While Turkey has long been a secular nation seeking to restrict religious and particularly Muslim public influence, recent events have provoked a more activist and populist expression of secularism. The New York Times(May 6) reports that the candidacy of Abdullah Gul, a Muslim, has inflamed secularist fears of Islamic political influence, leading to massive demonstrations.
The protests were also over proposed constitutional changes which would allow the people, rather than Parliament to elect the president, likely increasing the chances of Gul being elected. The military has stated it would move against the government if religion was allowed to enter too far into politics. At a recent conference at the New School for Social Research, attended by RW, Turkish sociologist Nelufah Gole said that the demonstrations show how secularism has changed.
Rather than the state being the main actor, secularism has permeated the Turkish middle classes (also seen by the fact that the large demonstrations have taken place in more pluralistic Istanbul as well as in the secularist bastion of Ankara). Gole said that such engagement in street politics by the middle classes is new for Turkey, where marginalized groups usually take to the streets.

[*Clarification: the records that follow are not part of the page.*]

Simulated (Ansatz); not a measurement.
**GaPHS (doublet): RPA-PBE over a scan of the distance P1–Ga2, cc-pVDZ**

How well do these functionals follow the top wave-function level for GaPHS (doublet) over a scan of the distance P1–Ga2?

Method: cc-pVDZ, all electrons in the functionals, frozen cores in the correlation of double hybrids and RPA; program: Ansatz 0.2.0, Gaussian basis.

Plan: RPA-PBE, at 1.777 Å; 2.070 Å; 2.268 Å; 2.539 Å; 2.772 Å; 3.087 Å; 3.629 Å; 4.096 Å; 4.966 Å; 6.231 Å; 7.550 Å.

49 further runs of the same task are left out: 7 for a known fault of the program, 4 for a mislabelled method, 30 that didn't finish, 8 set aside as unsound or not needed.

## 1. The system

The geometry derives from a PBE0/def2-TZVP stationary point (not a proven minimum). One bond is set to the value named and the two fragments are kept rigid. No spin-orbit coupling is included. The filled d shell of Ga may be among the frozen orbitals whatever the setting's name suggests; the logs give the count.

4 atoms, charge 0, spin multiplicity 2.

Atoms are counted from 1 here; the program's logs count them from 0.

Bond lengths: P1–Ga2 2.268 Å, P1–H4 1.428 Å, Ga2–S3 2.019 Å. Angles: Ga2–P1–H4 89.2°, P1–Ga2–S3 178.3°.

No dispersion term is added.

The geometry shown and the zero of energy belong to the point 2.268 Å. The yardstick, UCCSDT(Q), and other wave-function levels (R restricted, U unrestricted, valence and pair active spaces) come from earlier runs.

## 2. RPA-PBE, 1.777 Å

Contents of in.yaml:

That the demonstrators display Turkish flags and use nationalist rhetoric, and that the events are organized by women’s groups may result in an unusual “feminine coup,” Gole added. Women (among others) have reacted strongly to the fact that Gul’s wife wears a head scarf. Yet Gul’s move through the political ranks (and his moderate views) may ultimately show the upward mobility of Muslim Turks, as many have transformed themselves from “Islamists to conservative democrats,” Gole concluded.